First announced after their Nintendo Direct presentation at E3 2014, Code Name: S.T.E.A.M. was a title that truly came out of left field. The company seemed to hit one out of the park at E3, and they continued to surprise with this new IP headed by Intelligent Systems of Advance Wars and Fire Emblem fame.
What Is It?
Influenced by classic comic book material, Code Name S.T.E.A.M. is a turn-based strategy game that takes place in a steampunk version of London. While it’s debatable as to when in time the plot takes place, all anybody needs to know is it was during the time when Abraham Lincoln was president of the United States as it’s been well documented that he makes his presence in the game.

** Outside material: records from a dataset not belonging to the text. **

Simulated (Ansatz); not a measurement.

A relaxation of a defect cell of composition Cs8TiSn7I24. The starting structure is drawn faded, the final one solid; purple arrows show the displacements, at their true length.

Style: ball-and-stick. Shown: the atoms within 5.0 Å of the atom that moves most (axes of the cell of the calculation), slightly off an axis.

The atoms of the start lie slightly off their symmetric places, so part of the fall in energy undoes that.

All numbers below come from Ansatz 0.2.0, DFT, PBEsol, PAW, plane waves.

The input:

For the most part, you’re put in control of Henry Fleming (loosely based on the Henry Fleming from The Red Badge of Courage), a Captain America-ish go-getter who has a sense of American Dad‘s Stan in him leading a ragtag group of heroes and mercenaries that call themselves Unit S.T.E.A.M. (Strike Team Eliminating the Alien Menace) to stop a pending apocalypse put forth by an incoming alien race. To make things even more hilariously interesting, like Henry Fleming, each fighter in your infantry takes the same name and is loosely based on characters from certain literature and history — you have such people as John Henry from African-American folklore and even the likes of Tom Sawyer from The Adventures of Tom Sawyer. While it would be out of the ordinary to call the game a good history lesson, it’s really a unique touch added by the developers.
Why Should I Care?
While it has its similarities to its cousins in Advance Wars and Fire Emblem, the gameplay is quite different from both and plays more like a strategic third-person shooter in the vein of Valkyria Chronicles and XCOM.
Code Name: S.T.E.A.M. doesn’t flood your screen with menus upon menus during each turn. Most of the action takes place in front of you, and the challenge and strategy with every level’s mission is the fact that you have no intel on the enemies or terrain you come across until you’ve actually played on that map.
Intelligent Systems’ other strategy games gave players the luxury of seeing the entire battlefield and planning out how you’ll accomplish the game-winning goal. Most of Code Name: S.T.E.A.M.‘s missions rely on players getting a unit to the endpoint or some version of capture the flag, and while that itself doesn’t have much variety, it’s really the process of getting to the end that’s the real joy.
First off, all the action takes place in a third-person behind-the-back perspective of every character you’re in control of, and you have to keep switching control to different characters to get the best feel of the map you’re on. On top of this, you’re actually in full control of your unit’s movement in addition to his or her attacking ability. Both use up steam, which is represented by a gauge at the bottom of screen. Every space you move depletes one cloud of steam, and using your character’s abilities will take up a pre-determined amount. Steam is then replenished at the start of your next turn, or if you come across steam bottles or hint points on the map.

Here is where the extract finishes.